The Road Less Traveled: Realizing the Potential of Career Technical Education in the California Community Colleges

February 2011

Potential of Career Technical Education Mission is Not Fully Tapped 

The Career Technical Education (CTE) mission of California’s community colleges is not well understood by policymakers in comparison to the transfer mission of the colleges. This exploratory study, to be followed by a more comprehensive research agenda, is motivated by the belief that CTE is a vital piece of the college completion agenda but is not receiving sufficient attention. While students can be successful in CTE in ways besides earning a certificate or degree, the issuing of workforce-related credentials is an undeniably important function of the colleges.

CTE is important to the college completion agenda because it can help California:

 Meet completion goals
 Meet workforce goals
 Meet equity goals
 Increase postsecondary productivity
 Realize benefits of high school reforms.

California is not yet poised to take full advantage of the potential of the CTE mission area because CTE is generally characterized by:

 A lack of priority across the system n Weak credential structures and transfer pathways
 Underdeveloped data and accountability systems
 Higher costs that are not well addressed
 A lack of integration with core institutional operations.

There is solid evidence of good job prospects for students with certificates and associate degrees in career fields. Student interest in vocational coursework is high, with 30% of course enrollments in vocational courses. Yet of the more than 255,000 degree/certificate-seeking students in the 2003-04 entering cohort (defined as enrolling in more than 6 units in the first year), only 5% earned certificates and only 3% earned vocational associate degrees within six years.

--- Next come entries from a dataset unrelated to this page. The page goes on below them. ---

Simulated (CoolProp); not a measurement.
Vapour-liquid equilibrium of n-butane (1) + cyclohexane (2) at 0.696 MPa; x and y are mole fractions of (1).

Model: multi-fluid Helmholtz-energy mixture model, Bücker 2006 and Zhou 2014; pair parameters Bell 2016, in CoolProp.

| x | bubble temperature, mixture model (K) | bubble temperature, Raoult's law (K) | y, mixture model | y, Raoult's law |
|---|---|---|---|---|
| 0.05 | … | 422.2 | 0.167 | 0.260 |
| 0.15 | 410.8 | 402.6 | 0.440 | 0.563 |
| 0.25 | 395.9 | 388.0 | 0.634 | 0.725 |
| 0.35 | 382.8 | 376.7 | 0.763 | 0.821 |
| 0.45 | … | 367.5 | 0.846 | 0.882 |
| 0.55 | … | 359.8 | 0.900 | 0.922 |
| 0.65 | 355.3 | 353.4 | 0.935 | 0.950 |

Key Findings: Apparent Lack of Priority on Technical Credentials 

As a basis for exploring CTE more generally, we studied patterns of student enrollment and progress in four high-wage, high-need pathways (information technology, engineering technology, engineering, and nursing), visited CTE programs, interviewed faculty and staff, and reviewed college catalogs and other materials. We know we can’t generalize to all programs in all colleges, given the great variety in both, but the following findings strike us as important to any effort to understand and improve student outcomes in CTE programs.

1. Data constraints limit knowledge and college actions. The absence of provisions for students to declare a program of study seriously impedes efforts to understand and improve student success in CTE programs because it is difficult to know which students are pursuing which programs.
2. Good student progress is not translating into credentials. Few certificates and degrees were awarded despite considerable student progress. Far more students accrue 30 or more college-level credits and pass degree-applicable math than the relatively few who earn certificates or degrees. Additionally, more students completed at least 60 transferable credits than the number who transferred.
3. Pathway structures do not promote attainment of technical credentials. A picture emerged of CTE pathways that do not reflect a high priority on career-oriented credentials or on sequencing lower-to-higher credentials within a field. The route by which entering students are expected to attain the basic skills needed for their programs was unclear. There was no strong pattern of students attaining credentials in the chosen field of study, with the great majority of associate degrees in interdisciplinary studies rather than in a technical field. There is a huge variety of programs in some fields and an equally huge variation across colleges in unit and programmatic requirements for the same credential. Few students who transferred earned associate degrees and few who earned associate degrees earned certificates.